Cate Haste

Cate Haste

Author

Cate Haste is an author, biographer, historian and documentary film maker. Her latest work, Passionate Spirit. The Life of Alma Mahler (2019) re-evaluates the life of Alma Mahler (1979-1964), a legendary figure, one of the last of the European grandes dames, a composer in her own right, and muse to several creative giants of the era. These included her three husbands, composer Gustav Mahler, modernist architect Walter Gropius and writer Franz Werfel, with whom she escaped from the Nazi occupation of Austria to America, and her lover: expressionist artist Oskar Kokoschka. Artist Gustav Klimt was her first kiss.

Her first book, Keep the Home Fires Burning (1977) , reviewed as ‘a work of high journalism’ was about British propaganda to the home front in the First World War. Rules of Desire (1992) a history of British sexual mores in the 20th century was ‘as diverting and as suggestive as a very good novel…. temperate, balanced, subtle and humane’, according to Maureen Freely (Independent on Sunday).

Nazi Women: Hitler’s Seduction of a Nation (2001) examines how women were mobilised by Hitler to build the Third Reich – as collaborators or victims of Nazi Germany.

The Goldfish Bowl (2004) co-written with Cherie Booth, (then at No 10 Downing Street) examines the role of the Prime Minister’s spouse since the 1950s.

Clarissa Eden A Memoir: Churchill to Eden (Ed.) (2007) is a vivid record of the life and times of a remarkable woman, the wife of Anthony Eden and niece of Winston Churchill.

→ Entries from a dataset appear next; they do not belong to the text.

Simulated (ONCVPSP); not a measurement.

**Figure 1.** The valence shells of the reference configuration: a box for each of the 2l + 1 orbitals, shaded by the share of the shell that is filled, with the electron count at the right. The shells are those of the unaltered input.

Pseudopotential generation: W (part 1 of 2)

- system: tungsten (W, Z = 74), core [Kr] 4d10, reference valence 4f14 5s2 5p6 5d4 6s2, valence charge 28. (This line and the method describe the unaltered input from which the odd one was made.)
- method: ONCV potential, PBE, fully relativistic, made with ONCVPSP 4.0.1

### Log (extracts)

Cate then shifted focus to biography-monographs of artists: Cumbrian Expressionist landscape painter Sheila Fell in the prize-winning Sheila Fell: A Passion for Paint (2010) and idiosyncratic Scottish colourist Craigie Aitchison in Craigie Aitchison. A Life in Colour. (2014)

In a career spanning forty years, and as one of the very few woman film producer-directors in television at that time, Cate worked as an independent documentary film director for the major television networks in UK and US. These included award-winning historical BBC TV series, Secret War, Thames TV’s ground-breaking political series The Day Before Yesterday, Munich: The Peace of Paper and Brook Associates’ The Writing on The Wall, The Churchills and Secret History: Death of a Democrat. She directed five films for Jeremy Isaacs Productions’ award-winning series, Cold War, Hitler’s Brides in the series Nazi Women, and Married to the Prime Minister, presented by Cherie Blair.